# Part-of-speech (POS) tagging

Process in natural language processing (NLP) that involves labeling each word in a text corpus with its corresponding part of speech, such as noun, verb, adjective, etc. The NLTK (Natural Language Toolkit) is a popular Python library for NLP tasks, including POS tagging.

NLTK provides several methods for POS tagging, including the default tagger, regular expression tagger, unigram tagger, and bigram tagger, among others. These taggers use various techniques, such as rule-based approaches, statistical models, and machine learning algorithms, to assign the appropriate POS tags to words in a text corpus.

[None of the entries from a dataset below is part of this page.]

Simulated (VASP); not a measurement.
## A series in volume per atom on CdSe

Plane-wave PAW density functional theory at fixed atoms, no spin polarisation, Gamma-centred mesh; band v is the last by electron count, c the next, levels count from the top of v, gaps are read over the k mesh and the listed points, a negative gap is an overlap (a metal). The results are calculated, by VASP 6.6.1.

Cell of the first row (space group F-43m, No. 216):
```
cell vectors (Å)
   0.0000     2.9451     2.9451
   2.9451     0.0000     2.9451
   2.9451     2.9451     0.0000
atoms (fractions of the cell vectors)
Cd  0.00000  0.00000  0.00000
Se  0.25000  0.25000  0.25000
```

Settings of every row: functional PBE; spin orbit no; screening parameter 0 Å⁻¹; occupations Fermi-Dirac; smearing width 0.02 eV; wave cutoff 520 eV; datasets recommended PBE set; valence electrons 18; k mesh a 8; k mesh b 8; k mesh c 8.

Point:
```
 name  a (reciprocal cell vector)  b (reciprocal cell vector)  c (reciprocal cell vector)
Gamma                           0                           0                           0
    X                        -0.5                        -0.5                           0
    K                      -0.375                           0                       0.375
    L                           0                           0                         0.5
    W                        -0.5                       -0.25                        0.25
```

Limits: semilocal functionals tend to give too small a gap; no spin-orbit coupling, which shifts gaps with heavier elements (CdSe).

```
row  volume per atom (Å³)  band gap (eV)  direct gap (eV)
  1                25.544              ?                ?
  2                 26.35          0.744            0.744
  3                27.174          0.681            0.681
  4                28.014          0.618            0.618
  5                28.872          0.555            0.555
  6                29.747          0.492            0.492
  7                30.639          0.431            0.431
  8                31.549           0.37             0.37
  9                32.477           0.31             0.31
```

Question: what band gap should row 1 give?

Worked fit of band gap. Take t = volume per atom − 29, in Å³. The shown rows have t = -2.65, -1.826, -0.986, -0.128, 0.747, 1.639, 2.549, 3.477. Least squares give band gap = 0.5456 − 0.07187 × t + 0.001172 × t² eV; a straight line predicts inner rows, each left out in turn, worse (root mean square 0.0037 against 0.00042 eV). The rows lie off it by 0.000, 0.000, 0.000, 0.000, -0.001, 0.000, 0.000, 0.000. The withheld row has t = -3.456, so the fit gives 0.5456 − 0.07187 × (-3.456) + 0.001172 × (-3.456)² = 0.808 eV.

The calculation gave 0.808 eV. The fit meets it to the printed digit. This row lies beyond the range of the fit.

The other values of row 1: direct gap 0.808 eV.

The accuracy of POS tagging depends on the quality of the training data and the effectiveness of the tagging algorithm used. POS tagging is a crucial step in many NLP applications, such as text classification, sentiment analysis, and information extraction, as it helps to identify the syntactic structure and meaning of a sentence.

In [1]:
import nltk
nltk.download('punkt')
nltk.download('stopwords')
nltk.download('wordnet')
nltk.download('vader_lexicon')
nltk.download('sentiwordnet')

from nltk.corpus import stopwords
from nltk.tokenize import word_tokenize, sent_tokenize
from nltk.stem import PorterStemmer
from nltk.corpus import sentiwordnet as swn
from nltk.tag import pos_tag

from nltk.sentiment.vader import SentimentIntensityAnalyzer

import stanza
stanza.download('en')  # Download the English model

import statistics
import numpy as np
import pandas as pd

import re

import requests
from bs4 import BeautifulSoup

import newspaper

[nltk_data] Downloading package punkt to /home/pierluigi/nltk_data...
[nltk_data]   Package punkt is already up-to-date!
[nltk_data] Downloading package stopwords to
[nltk_data]     /home/pierluigi/nltk_data...
[nltk_data]   Package stopwords is already up-to-date!
[nltk_data] Downloading package wordnet to
[nltk_data]     /home/pierluigi/nltk_data...
[nltk_data]   Package wordnet is already up-to-date!
[nltk_data] Downloading package vader_lexicon to
[nltk_data]     /home/pierluigi/nltk_data...
[nltk_data]   Package vader_lexicon is already up-to-date!
[nltk_data] Downloading package sentiwordnet to
[nltk_data]     /home/pierluigi/nltk_data...
[nltk_data]   Package sentiwordnet is already up-to-date!


Downloading https://raw.githubusercontent.com/stanfordnlp/stanza-resources/main/resources_1.5.0.json:   0%|   …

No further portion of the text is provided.